Sunday, February 19, 2012


Interviewing the Director of the ACMUN, Mr. Pieter Derluyn

By Achilleas Vrantzas 

What is it like to be a first-time director of the ACMUN?
It is very exciting, very tiring as well, because when you are doing something for the first you think you have prepared everything really well, but there are things that happen at the moment right there, right then and you can’t actually prepare them and it is something that I need to let go of it sometimes. I feel like a week before the conference started, I was thinking “what will happen?”, I felt this insecurity. This week however I felt relaxed because I had accepted the fact that it is organized well. I am pleased with it.  Of course things can improve, but the most important thing was that this week I was relaxed.
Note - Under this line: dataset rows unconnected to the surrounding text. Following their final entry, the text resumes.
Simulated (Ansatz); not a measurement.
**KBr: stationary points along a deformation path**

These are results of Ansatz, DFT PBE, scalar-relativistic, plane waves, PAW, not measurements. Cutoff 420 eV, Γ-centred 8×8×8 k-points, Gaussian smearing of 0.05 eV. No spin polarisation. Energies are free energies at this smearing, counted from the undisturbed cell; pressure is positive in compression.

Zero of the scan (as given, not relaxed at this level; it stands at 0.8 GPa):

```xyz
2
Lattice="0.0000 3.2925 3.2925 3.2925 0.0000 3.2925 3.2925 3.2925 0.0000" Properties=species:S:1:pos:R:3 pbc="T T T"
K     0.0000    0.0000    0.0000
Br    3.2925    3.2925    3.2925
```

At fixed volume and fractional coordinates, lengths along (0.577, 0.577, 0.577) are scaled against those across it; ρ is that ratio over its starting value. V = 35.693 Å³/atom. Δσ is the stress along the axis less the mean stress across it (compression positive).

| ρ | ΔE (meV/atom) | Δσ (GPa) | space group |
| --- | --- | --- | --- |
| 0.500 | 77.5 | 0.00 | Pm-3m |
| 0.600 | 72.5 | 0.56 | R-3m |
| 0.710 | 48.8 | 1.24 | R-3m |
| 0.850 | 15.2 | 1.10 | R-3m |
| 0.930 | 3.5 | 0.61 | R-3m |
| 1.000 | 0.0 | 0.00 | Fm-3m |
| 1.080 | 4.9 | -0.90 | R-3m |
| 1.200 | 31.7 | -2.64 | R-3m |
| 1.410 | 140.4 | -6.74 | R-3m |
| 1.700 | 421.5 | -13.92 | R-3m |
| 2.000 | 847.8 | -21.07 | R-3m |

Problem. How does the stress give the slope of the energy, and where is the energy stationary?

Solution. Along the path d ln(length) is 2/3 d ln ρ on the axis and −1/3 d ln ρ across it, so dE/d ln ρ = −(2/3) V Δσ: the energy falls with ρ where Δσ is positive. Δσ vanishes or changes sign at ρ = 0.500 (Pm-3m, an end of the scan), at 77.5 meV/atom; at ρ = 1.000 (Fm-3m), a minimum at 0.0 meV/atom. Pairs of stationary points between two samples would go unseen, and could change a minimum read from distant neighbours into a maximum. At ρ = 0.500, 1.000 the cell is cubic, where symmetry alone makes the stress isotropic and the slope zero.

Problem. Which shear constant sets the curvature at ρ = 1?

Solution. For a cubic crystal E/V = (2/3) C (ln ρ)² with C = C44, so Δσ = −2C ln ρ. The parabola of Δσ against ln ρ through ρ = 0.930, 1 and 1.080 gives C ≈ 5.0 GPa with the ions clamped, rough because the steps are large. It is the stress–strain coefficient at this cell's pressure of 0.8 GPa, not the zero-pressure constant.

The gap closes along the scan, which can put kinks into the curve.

How has being involved in various MUNs enabled you to learn about how students see the world?
I have been an advisor many times for MUNs and I have noticed that an advisor should never underestimate a student’s opinion, but he should also never underestimate a student’s interest. Sometimes I see students in the classroom and I am not sure if they are interested in what I have to say. Ok, I sometimes get carried away in classes as well, but I have noticed that in some cases when I really explain what is going on and I answer questions or we start debating on a topic then students are actually interested as long as they get a proper explanation. I think it is amazing that we tend to think that sometimes the students are not that interested when they actually are.


What do you think about ACMUN compared to other MUNs at which you have been an advisor?
Each MUN is different and I cannot judge our MUN to other MUNs because I am working from the inside now. I think our MUN is very well organized but I have the impression from other MUNs as well. Some MUNs are really well organized. I remember I was amazed with the Junior MUN this past November. They inspired me to make some changes as well to our MUN. I love also the Paris MUN because it is a huge MUN. There are so many MUNs that are really well organized. It is so hard to judge them because each MUN has a different style, a different format. The nice thing about the MUNs after going to different MUNs is that you take ideas for your own MUNs and you try to make something that pleases you.


Students benefit from the Model United Nations conferences. Do you think advisors benefit as well?
I think advisors do as well. As an advisor you look into things, you have to prepare students, you give them advice, so you find out a little bit more about the topic but the biggest benefit for me is seeing some students who are in a different environment less outspoken and all of a sudden in an MUN you see a boy or girl to flourish, to improve so much. You give a student the opportunity and they do not only take the opportunity and do something with it but they also excel with it. These things are some that when I get home I tell my family “Today that student did something that I would never expect it from them”. When you see students to put your advice to good use then there is nothing more an advisor could wish for.


What is the source of your own personal interest in MUNs?
The source of my interest in MUNs is international politics and history. I am a bit of a history buff, my students know that, they don’t always like it, I know but I feel like if you look into history, into politics, into geography, into economics, MUN combines all of them in one and you can actually teach all of these. Of course, I am not an economics teacher or a history teacher, but I have some knowledge about it and I can actually talk to students about it; this is what I like the most. Then students give me feedback and all of a sudden I get a new side of something because students somehow make connections that I have never made before and that is what excites me the most about it.